Normally the worlds of Seth Godin – marketing and business guru – and autism don’t directly intersect. I do think he has incredible insights we could learn from about blogging, building communities, and organizing ourselves into effective advocacy for our children, but that’s for another day.
I wanted to draw attention to his recent post “Willfully ignorant vs. aggressively skeptical”, which I think captures my deep frustrations both with the health care and insurance reform debates here in the U.S. and all the civil wars great and small going on within the ‘autism community’. (Still searching for a better term.)
Here are some money quotes:
The screaming is a key part, because screaming is often a tool used to balance out the lazy ignorance of someone parroting opposition to an idea that they don’t understand.
As people of my generation are known to say, “Word.” There’s not a syllable in there that I could change to make that more true.
It’s easy to fit in by yelling out, and far more difficult to actually read and consider the facts.
I imagine that will sound plenty familiar to those of you who have been witness to or part of all the ‘debates’ going on regarding autism. Shouting down dissent has become a reflex for some.
I have repeatedly heard people yelling at these protests some screamed variation of, “I want my voice to be heard!” My reaction – No, you don’t. You want people to just give you and your views credibility and give you all the benefits of a seat at the table without having to do any of the work.
Allowing someone else to talk would create the possibility – heaven forbid – of dialogue and conversation, both of which require learning enough about your views to argue for them effectively, self-examination, long-term commitment, and, well, stuff that looks and feels like actual work. But I can see that since dialogue could expose someone who hasn’t bothered to do their homework, people in that position would find yelling to be preferable to either that or going ahead and doing the work.

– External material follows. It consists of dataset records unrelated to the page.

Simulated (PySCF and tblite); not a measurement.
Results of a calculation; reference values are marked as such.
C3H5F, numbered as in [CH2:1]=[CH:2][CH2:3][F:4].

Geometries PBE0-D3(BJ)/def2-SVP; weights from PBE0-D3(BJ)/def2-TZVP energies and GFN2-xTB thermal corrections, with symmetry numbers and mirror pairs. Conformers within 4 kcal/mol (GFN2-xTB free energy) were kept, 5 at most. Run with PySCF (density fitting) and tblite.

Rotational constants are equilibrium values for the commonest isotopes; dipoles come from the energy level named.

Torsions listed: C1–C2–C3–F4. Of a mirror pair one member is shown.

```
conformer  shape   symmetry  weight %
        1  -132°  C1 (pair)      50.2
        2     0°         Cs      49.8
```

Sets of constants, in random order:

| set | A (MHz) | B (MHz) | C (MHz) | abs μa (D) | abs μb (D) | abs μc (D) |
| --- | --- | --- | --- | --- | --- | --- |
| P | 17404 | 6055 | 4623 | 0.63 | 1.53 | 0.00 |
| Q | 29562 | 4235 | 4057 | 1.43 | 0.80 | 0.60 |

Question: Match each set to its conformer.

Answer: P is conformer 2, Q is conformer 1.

It’s hard for me to think of a more critical issue facing this generation and our children than health care. This quest to find the best possible system of care and access to it – regardless of your views – requires our best efforts and utmost commitment to ensure the health and well-being of our families, communities, states, and country.
I imagine I’m mostly preaching to the converted here and the people I’d like to say all this to wouldn’t likely ever read our blog. But I’ll say it anyway.
Being lazy, parroting the idiocy of others, yelling without ever listening, and not bothering to learn anything disgraces our nation and what we stand for. And most of all, it disgraces our children and the trust they put in us.
Just. Stop. It.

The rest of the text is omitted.